See all-in cost, refi cash-out at 75% of ARV, capital left in the deal, monthly cash flow, and the cash-on-cash return on whatever capital remains trapped. Live calc as you type.
The BRRRR strategy lets a fixed cash base build a rental portfolio by recycling capital through forced appreciation. Each step has a specific number it cares about:
Acquire below market — distressed, dated, or otherwise structurally undervalued — typically with cash or a short-term fix-and-flip bridge loan. Acquisition closing costs, hard-money points, and the first few months of holding (utilities, taxes, insurance) all land in the "holding + acquisition" line of the calculator above.
Renovate to a target After-Repair Value (ARV). The single highest-impact lever in a BRRRR is the spread between all-in cost and ARV. Tight rehab budgets (with 10–15% contingency) and disciplined comp selection keep this spread real. Over-budget rehabs are the #1 reason BRRRR refis leave too much cash trapped.
Lease the property at market rent. Long-term lease beats projection for refi underwriting. DSCR underwriting will use the lower of lease rent and appraiser-determined market rent — so leasing at or above market protects the refi DSCR.
After the typical 6-month seasoning period, refinance into a long-term loan — usually a DSCR cash-out at 75% of the new appraised value. The refi loan minus refi closing costs is the cash you recover. That cash, plus your DSCR-qualifying rental, is the foundation of the repeat.
Roll the recovered capital into the next acquisition. The discipline is that each deal must (a) be a real BRRRR — not a slow buy-and-hold dressed up — and (b) operate at positive cash flow even after a stress-tested vacancy and repair reserve. A BRRRR that leaves capital trapped AND operates negative is a losing deal, not a winning one.
Running a specific deal? Call (903) 402-5626 — we structure investor files weekly.

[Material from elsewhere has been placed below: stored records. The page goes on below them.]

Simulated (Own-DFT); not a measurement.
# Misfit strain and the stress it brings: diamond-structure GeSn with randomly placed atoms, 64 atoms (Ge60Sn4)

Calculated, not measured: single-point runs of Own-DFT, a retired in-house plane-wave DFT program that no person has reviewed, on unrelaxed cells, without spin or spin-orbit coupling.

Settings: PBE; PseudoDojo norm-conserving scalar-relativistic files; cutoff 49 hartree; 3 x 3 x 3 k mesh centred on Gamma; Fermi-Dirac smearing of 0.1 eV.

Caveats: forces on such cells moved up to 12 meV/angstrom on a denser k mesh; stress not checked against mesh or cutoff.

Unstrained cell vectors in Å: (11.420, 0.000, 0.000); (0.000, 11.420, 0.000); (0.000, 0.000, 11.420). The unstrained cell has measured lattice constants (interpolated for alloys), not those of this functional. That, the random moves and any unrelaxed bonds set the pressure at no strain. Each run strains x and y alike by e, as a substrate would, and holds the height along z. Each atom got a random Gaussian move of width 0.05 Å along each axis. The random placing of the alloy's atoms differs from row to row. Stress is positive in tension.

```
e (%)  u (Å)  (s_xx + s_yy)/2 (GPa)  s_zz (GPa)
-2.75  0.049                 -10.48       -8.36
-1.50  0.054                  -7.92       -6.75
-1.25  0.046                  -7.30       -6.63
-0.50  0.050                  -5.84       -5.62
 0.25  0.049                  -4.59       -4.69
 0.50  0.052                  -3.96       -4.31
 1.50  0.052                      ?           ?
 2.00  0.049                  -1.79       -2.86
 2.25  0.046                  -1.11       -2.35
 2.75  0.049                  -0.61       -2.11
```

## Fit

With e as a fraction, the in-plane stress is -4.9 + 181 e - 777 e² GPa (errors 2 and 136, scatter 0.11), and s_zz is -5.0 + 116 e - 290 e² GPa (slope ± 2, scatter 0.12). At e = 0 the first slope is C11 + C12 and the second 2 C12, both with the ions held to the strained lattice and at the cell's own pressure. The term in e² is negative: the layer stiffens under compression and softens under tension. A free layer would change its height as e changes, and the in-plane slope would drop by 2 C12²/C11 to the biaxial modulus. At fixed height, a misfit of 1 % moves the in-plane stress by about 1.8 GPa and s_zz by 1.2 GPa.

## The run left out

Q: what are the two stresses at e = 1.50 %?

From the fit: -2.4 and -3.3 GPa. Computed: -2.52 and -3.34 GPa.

BRRRR stands for Buy, Rehab, Rent, Refinance, Repeat. Acquire an undervalued or distressed property (typically with cash or hard money), renovate it to its After-Repair Value, rent it, then refinance into long-term financing at the new appraised value. The refi recovers most or all of the cash invested, and that recycled capital becomes the down payment on the next deal. Done well, BRRRR lets a finite cash base build a rental portfolio without re-raising equity for each acquisition.
A perfect BRRRR is one where the refi cash-out equals or exceeds the total cash invested — cash left in the deal is $0 or negative. This requires acquiring well below market, executing rehab on budget, and ARV appraising into the refi-LTV math (75% × ARV ≥ all-in cost). Perfect BRRRRs happen but are not the norm — most well-run BRRRRs leave $5K–$25K in the deal, which is still a strong outcome relative to a traditional buy-and-hold leaving 20–25% of purchase price tied up.
Three structural failure modes. (1) ARV miss: the appraisal comes in below your model so the refi loan is smaller and more capital stays trapped. Mitigate with conservative comp selection. (2) Rehab over-budget: $60K instead of $40K — all-in shoots up, cash-on-cash craters. Mitigate with line-item rehab budgets and 10–15% contingency reserves. (3) Negative cash flow after refi: rent does not cover new debt service + opex. Stress-test rent against opex plus new P&I before writing the offer.
Most DSCR cash-out refi programs require 6 months of seasoning — you must have owned the property for at least 6 months before refinancing into the new value. A handful of "delayed financing" programs allow refi before the 6-month mark, capped at the lower of original purchase price or current appraised value, which limits how much cash you can pull out. For a clean BRRRR sequence, plan on 4–6 months from acquisition through rehab to the refi closing.
Texas property taxes (~2% effective) are roughly double the national average, which loads opex and pushes the rent-to-price ratio you need higher. On the other hand, Texas has no state income tax (so net-of-tax cash flow looks better), and DFW, Houston, San Antonio, and Austin all have strong rental demand. Structural BRRRR submarkets in Texas include Oak Cliff and East Dallas in DFW, Houston Heights and EaDo, San Antonio inside-410, and East Austin pre-displacement neighborhoods.
Cash buys with the cleanest leverage on the BRRRR refi (no acquisition debt to pay off), but ties up substantial capital during the rehab months. Hard money or a fix-and-flip bridge loan keeps cash freed up, but adds points and interest carry to your holding costs. For investors with sufficient liquidity, cash typically wins on cost; for investors building a portfolio with limited cash, hard money lets the strategy scale faster despite the carry cost. We finance both sides via fix-and-flip bridge loans into DSCR cash-out refis.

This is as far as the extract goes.